Hi folks. I work for AERS, Inc. which was sited earlier in this
thread. They have successful heat pump water heating installations
numbering in the tens of thousands-- residential, commercial and
industrial. For the R106K, 1/3rd of the heat generated by this unit is
purchased electricity. The other 2/3rds comes from renewable sources--
heat and humidity found inside the house or even in a crawl space under
the house. The cooling and the dehumidification are added benefits
during the cooling season. And for those interested in the "green"
factor, only solar water heating has a smaller carbon dioxide emissions
footprint than heat pump water heating.

I belive most window shakers are built to handle ambients right around
95 - 100 F and then then they are running at pretty high pressures.
I'd guess one of these units could generate 110 F water, but for how
long? My guess is not long. It would be similar to running the wife's
mini van at 110 MPH all the time. It'll do it-- for a while.

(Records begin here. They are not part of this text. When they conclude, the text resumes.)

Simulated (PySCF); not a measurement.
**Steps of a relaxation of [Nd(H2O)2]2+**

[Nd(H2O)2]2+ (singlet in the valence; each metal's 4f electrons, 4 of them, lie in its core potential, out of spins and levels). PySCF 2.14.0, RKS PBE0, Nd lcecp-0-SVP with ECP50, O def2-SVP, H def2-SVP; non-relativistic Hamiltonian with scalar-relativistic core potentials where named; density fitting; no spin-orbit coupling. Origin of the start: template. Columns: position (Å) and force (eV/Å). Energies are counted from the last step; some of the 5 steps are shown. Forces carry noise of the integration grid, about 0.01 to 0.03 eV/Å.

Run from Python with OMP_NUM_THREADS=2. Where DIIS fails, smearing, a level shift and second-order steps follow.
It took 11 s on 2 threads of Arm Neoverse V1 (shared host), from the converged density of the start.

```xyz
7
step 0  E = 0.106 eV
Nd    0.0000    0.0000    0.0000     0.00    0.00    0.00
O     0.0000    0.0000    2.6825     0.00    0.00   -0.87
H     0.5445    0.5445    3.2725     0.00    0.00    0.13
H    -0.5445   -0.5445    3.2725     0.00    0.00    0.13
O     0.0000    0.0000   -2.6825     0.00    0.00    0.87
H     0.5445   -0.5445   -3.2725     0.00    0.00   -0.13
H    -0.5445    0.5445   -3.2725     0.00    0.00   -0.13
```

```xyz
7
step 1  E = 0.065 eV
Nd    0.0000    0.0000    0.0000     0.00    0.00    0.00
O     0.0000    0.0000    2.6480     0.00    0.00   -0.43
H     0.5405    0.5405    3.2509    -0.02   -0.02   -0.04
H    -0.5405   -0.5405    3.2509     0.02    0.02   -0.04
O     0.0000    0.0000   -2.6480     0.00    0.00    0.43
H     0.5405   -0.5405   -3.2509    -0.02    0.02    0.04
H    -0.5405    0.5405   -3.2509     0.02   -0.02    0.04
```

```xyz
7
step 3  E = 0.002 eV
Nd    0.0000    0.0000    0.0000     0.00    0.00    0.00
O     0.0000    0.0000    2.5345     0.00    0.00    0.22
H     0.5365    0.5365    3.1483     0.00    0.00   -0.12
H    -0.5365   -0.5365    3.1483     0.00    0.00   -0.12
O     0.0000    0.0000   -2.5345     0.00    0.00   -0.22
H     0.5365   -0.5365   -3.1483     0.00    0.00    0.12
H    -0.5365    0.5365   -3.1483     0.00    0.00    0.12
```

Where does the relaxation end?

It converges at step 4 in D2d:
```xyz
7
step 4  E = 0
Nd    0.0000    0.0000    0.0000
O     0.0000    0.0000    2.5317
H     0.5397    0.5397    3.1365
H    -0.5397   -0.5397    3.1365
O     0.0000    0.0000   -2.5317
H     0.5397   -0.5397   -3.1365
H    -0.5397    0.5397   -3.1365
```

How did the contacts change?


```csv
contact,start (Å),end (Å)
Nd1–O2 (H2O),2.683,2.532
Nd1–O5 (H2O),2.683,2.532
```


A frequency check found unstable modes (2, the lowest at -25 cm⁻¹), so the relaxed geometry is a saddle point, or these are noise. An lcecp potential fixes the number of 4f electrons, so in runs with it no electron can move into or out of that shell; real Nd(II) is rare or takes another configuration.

I've heard of successful conversions of air conditioning equipment to
outdoor pool water heaters in other HVAC forums. The successful ones
know how to braze refrigeration lines and charge the equipment to
optimum operating pressures. These aren't within the normal DIYer
skill set.

I'm not trying to dissuade you from your project, but there are
inherent limitations when trying to heat water from a unit optimized
for space cooling.

Greg
wrote:
wrote:
I'm still thinking about heating water with 1/3 the usual energy using a Haier
5K Btu/h window AC ($84 at Wal-Mart.) The pipes connect to the condenser coil
at the top, so we could build a thin aquarium around it with no replumbing or
recharging and pump 1.5 gpm of 110 F water out through a $168 Doucette SB1-20
400 Btu/h-F plate heat exchanger with a 110 F thermostat and pump 60 F cold


This is actually not crazy at all.

5500btus for 550watts of power is an excellent return on your power
that's 10btus per watt (ie EER 10). 3.41btus per watt of electricity
means that if you used 550 watts for straight heating you would only
yield 1875 btus (that's an EER of 3.4). If you couple that with
getting cooling on one side and heat in your water you could have even
more savings.

Here is support of this idea:

1. Commercial pool heaters come in an electric heat exchanger version
(which is simply a reverse A/C. On warm days they are actually more
efficient then oil or gas since it's a heat exchanger and not simply
gaining all it's energy from the fuel source.

2. My brother purchased a unit a while back (they come up on ebay
every once and a while) which is a made from scratch version of this
that mounts in his house that gives him 5000 btu's of cooling and on
the condenser has a water loop that circulates into his hot water
heater. I don't think they make it anymore it was the WH6BX and made
for the house. Take a look at:

http://www.aers.com/specsheets.html
Look at the spec sheet for the: R106K-5

This is a little more industrial, but is the same conceptually.

3. I took a window a/c unit a while back to heat a small swimming pool
(kids pool 1500 gallons). I literally built a plexyglass box around
the condenser inside the unit with the top off. That way I didn't have
to break the refrigerant line since I have no idea how to charge them.
I removed the fan blade, but left the motor shaft untouched. I then
ran a small pond pump from the swimming pool through the condenser.
Overall it worked. Measurements on input temperature vs output
temperature and flow rate showed over 90% reclamation of the heat. The
A/C side sending out cold air. However the big problem was I held the
entire plexyglass enclosure together with RTV and I had multiple leaks.
In the end I went with a solar cover. If you choose to do this, low
pressure is the only way to do it unless you cut your condenser out of
the unit and encase it in something else. Maybe encasing it with metal
would have worked better but soldering around the condenser may not be
safe.

Good luck. I might be able to dig up a photo. Email me if you are
interested.

One little additional comment, heat exchangers only work well in warm
weather. In the North you don't see them on homes, because when it's
10 degrees out it's not efficient to extract energy from the air.